Random Forest Tutorial¶
This tutorial walks through a Random Forest analysis and describes how to specify, run, and interpret Random Forest.
If you have never used H2O before, refer to the quick start guide for how to run H2O on your computer: Getting Started From a Downloaded Zip File.
Getting Started¶
This tutorial uses a publicly-available Internet ads data set that can be found at http://archive.ics.uci.edu/ml/machine-learning-databases/internet_ads/
The data are composed of 3279 observations, 1557 attributes, and an a priori grouping assignment. The objective is to build a prediction tool that predicts whether an object is an internet ad or not.
- From the drop-down Data menu, select Upload and use the uploader to upload data.
- The “Request Parse” page appears. If first row of the data set is a header, check the “header” checkbox. No other changes are required.
- Click Submit. Parsing data into H2O generates a .hex key (“data name.hex”).
Building a Model¶
After parsing the data, select either Random Forest or BigData Random Forest from the Build models using... links at the top of the page. Select Random Forest to create a SpeeDRF model for classification, or select BigData Random Forest a DRF model that can be either classification or regression.
- Once data are parsed a horizontal menu appears at the top of the screen that displays “Build model using ... ”. Select Random Forest here, or go to the drop-down Model menu and find Random Forest there.
- In the “source” field, enter the .hex key generated during data parsing.
- From the “response” drop-down list, select the column to use for the response variable.
- To exclude an attribute from tree building, select it in the “Ignored columns” section.
- (For BigData only)Check the “classification” checkbox to use classification or uncheck it to use regression.
- In the “ntrees” field, specify the number of trees to build (in this case, 150).
- Specify the number of features on which the trees will split in the “mtries” field. For this example, use 1000.

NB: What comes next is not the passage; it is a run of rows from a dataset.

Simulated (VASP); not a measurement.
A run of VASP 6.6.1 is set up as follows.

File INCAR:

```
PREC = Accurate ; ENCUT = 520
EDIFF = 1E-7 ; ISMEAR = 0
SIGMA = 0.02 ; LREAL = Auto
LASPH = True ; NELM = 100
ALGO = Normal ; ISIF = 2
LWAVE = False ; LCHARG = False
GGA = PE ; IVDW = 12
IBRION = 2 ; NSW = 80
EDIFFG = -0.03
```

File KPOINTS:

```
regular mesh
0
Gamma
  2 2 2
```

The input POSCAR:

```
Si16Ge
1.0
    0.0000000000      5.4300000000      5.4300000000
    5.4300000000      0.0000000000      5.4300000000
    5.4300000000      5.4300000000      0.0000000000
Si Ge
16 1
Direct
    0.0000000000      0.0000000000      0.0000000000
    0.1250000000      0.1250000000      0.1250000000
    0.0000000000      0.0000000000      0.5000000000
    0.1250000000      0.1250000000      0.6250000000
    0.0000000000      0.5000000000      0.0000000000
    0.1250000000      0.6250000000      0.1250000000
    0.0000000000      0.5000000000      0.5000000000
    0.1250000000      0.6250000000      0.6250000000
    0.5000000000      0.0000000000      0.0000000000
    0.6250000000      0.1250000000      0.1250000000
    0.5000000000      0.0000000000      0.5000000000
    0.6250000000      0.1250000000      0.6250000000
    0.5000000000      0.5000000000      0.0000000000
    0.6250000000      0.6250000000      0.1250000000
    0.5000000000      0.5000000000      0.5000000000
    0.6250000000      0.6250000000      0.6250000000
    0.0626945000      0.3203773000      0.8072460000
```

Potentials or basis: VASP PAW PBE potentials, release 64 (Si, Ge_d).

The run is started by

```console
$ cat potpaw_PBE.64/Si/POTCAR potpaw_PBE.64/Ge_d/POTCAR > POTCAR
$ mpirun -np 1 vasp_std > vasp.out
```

- Specify the maximum distance from root to terminal node in the “max depth” field. For the example, use the default values.
- Make a selection from the drop-down “select stat type” list to choose between split criteria. Entropy maximizes information gain, where Gini seeks to isolate the dominant category at each node. For this example, select Gini.
- To correct unbalanced data, use “balance classes” and “sampling strategy”. For this example, use the default values.
- Specify the proportion of observations sampled when building any given tree in the “sample rate” field. The omitted observations are run down the tree, and the classification error rate of that tree is estimated using the error rate from this holdout set.
RF Output¶
For a SpeeDRF model or BigData RF classification model, the RF output is a confusion matrix detailing the classification error rates for each level in the range of the target variable. In addition to the confusion matrix, the overall classification error, the number of trees, and data use descriptives are included in the output.
RF inspect also includes information about the specified tuning parameters at the top of RFView. To generate predictions for another dataset, click the “Score on dataset” link at the top of the page.
RF Predict¶
To generate a prediction, click the Score on dataset link at the top of the RFView page or go to the drop-down Score menu and select Predict.
The predict function requires a .hex key associated with a model. To find the .hex key, go to the drop-down Admin menu and select Jobs.
All jobs created in the current instance of H2O are listed here. Find the appropriate job (in this example, “Random Forest 150 Trees”). Save the associated key to clipboard, and paste it into the model key field on the “Request Generate Predictions” Page. Enter a .hex key associated with a parsed data set other than the one used to build the model.